Andrew Hunter Murray is a writer, broadcaster and comedian who works at Private Eye and on the hit podcast No Such Thing as a Fish. His third novel, A Beginner’s Guide to Breaking and Entering, has just been published by Hutchinson Heinemann. It touches on major contemporary issues – inequality in the housing market, tax havens, secret police stations, atomisation in society, corruption – but with a delightful lightness of touch that leaves you chuckling through the chaos.

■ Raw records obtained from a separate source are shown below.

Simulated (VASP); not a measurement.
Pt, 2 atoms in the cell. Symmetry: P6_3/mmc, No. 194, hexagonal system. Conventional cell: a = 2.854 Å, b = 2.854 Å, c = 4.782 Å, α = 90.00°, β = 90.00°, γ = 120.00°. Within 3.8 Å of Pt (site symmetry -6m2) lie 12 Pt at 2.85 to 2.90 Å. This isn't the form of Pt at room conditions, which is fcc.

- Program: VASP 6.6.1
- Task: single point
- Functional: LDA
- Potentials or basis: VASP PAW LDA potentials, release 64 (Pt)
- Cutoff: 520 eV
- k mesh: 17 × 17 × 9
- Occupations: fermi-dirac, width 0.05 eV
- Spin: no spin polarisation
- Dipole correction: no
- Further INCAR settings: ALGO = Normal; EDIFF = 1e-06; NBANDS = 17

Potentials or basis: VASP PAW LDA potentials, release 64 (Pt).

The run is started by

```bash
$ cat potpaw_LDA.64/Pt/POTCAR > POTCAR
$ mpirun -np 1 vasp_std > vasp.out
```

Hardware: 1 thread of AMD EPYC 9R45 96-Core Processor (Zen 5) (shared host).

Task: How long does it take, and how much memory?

Rob Orchard: Tell us about A Beginner’s Guide
It’s a book about a young man, Al, who lives in lovely, empty second homes. When the real owners are away, he has a wonderful time. He’s never been caught, and it’s all going fantastically for him until chapter three. When he breaks into the wrong house on the wrong day, someone ends up dead. And then he’s just in huge amounts of trouble from that point on.

RO: This book has a different feel from your last novel, The Sanctuary. It’s lighter, it’s funnier. It’s more of a romp. It doesn’t have an immediately bleak backdrop…
It was a conscious shift. I decided that I had done the end of the world twice and I didn’t want to do it a third time. So I switched to something much more cheerful, the British property market! It was lovely to write a main character who was really funny. I had said to myself at the start of 2023, when I wrote this, that the word of the year is ‘fun’. Everything I do is going to be fun. And this book was a huge part of that.

RO: We’ve been trying to lighten up a bit at Delayed Gratification as well. The news is often bleak, but without some levity everyone switches off and disengages.
Exactly. I think that there is a sense if you read the news regularly that you feel like you’re responsible for it, and it’s nice to be reminded that you’re not. You are allowed to have fun, despite the fact that the world is full of awful things. You’re not the manager.

I think that every author worth their salt has a kind of worldview which ends up being expressed, and mine is genuinely quite cheerful. I think there is a great deal of corruption, of wickedness, but that most people are effectively good. And so the story was an attempt to show that these things are going on in the world today, but that they’re not the whole story. I wanted a story which touched on things like money laundering without coming across as a rant, and through the eyes of this fun, slightly Robin Hood-style character

RO: What did you want to say about the UK’s property market?
It’s a really tiny number of people who are treated well by the property system in this country. And it is a scandal because the conditions in which you are housed have an overwhelmingly big effect on the rest of your life. If you are insecurely housed, if you’re in temporary accommodation, if you’re homeless, if you’re just spending half your income on rent every month, it soaks up time, energy, money, it creates health issues. It’s impossible to read about the housing conditions we’re expected to put up with and not be angry about it. So our hero’s solution, living in empty second homes, is partly a purely selfish thing, but also an attempt to point out just how bad things have got. The spell in which people could reliably buy a home of their own feels like it might turn out to have been a historical aberration in this country and we seem to be slipping back to a situation where people are going to be renting into their old age.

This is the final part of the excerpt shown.